I still suggest using the timer, but also use a software flag to indicate whether the timer should be used for a softUART or the other purpose. If the the timer is running much slower than the baud rate, then use a register to count the number of timer interrupts at the baud rate and then branch to the other timer code after the proper interval has passed. If the timer is overflowing much faster than the baud rate, then try to increase the system clock speed to either 9.6MHz using the internal clock or an external clock that can run the Tiny13 up to 20+MHz. There should be enough system cycles to run the main program code and both timer routines at that high speed. If not or if the code gets too difficult to handle, by all means switch to a Mega48 with an internal UART.
A lot of UART code will 'lock up' the main code by polling the UDRE bit when the UART is transmitting. Try to avoid this by implementing a queue for the data bytes being transmitted and having the UDRIE interrupt read the queue after each byte has finished tranmitting from the UART. For example, avoid this construction:
SendUART: sbis UCSR, UDRE
rjmp SendUART
out UDR, TransmitByteReg
ret
Doing a call to subroutine SendUART will spend all of the CPU time polling the UART data_ready bit when there are multiple bytes to send. The main program will be locked up until all of the bytes are sent. A UDRIE interrupt queue is more difficult to code, but it allows the main program to run while the UART is running in the background.

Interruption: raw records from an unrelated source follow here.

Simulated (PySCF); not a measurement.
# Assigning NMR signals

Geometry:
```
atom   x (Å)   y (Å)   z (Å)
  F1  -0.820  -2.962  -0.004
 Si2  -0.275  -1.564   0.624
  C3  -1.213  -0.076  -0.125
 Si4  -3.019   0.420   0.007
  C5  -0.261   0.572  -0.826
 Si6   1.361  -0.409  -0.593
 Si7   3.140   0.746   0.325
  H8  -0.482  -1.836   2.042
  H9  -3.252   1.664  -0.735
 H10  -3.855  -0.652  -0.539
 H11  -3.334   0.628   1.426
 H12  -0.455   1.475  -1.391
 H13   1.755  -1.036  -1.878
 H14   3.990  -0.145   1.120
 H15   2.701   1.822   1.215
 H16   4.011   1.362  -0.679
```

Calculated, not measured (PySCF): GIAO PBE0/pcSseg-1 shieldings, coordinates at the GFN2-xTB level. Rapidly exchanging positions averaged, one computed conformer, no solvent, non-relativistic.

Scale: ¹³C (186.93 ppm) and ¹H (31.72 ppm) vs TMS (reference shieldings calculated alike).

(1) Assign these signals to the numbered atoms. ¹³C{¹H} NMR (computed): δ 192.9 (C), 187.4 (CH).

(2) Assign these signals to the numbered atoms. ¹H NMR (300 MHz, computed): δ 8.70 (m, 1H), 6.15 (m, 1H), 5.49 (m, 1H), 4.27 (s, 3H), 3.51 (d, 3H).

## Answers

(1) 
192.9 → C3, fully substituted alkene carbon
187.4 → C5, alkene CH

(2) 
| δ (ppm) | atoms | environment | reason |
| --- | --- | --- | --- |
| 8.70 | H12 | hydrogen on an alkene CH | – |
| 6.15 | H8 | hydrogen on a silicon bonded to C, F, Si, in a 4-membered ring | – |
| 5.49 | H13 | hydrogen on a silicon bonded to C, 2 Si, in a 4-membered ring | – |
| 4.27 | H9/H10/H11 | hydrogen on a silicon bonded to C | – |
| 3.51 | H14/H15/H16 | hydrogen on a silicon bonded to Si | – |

The USI found on the Tiny45, Tiny26, and others in nearly useless for RS232 serial transmissions. First the bit order is backwards. USI transmits MSB first and RS232 has LSB first. Then the USI does not have start or stop bits implemented. This requires writing a complicated interrupt routine for the USI in order to avoid the polling delay described above. The USI section of the data sheet is already difficult to understand without trying to make the USI jump through UART hoops. Plus the USI uses a timer to create the baud rate. The Tiny45 and others have multiple timers, while the Tiny13 has only one. The USI is good for blasting 8 bits of serial data along with 8 clock pulses in and out of the CPU at high rates of speed. It is not well-suited for asyncronous serial formats such as RS-232. The Tiny45 should have a USART also, but it doesn't probably due to lack of silicon space. The industry is going away from RS-232 and to USB. This also will reduce the use of UARTs in future AVRs.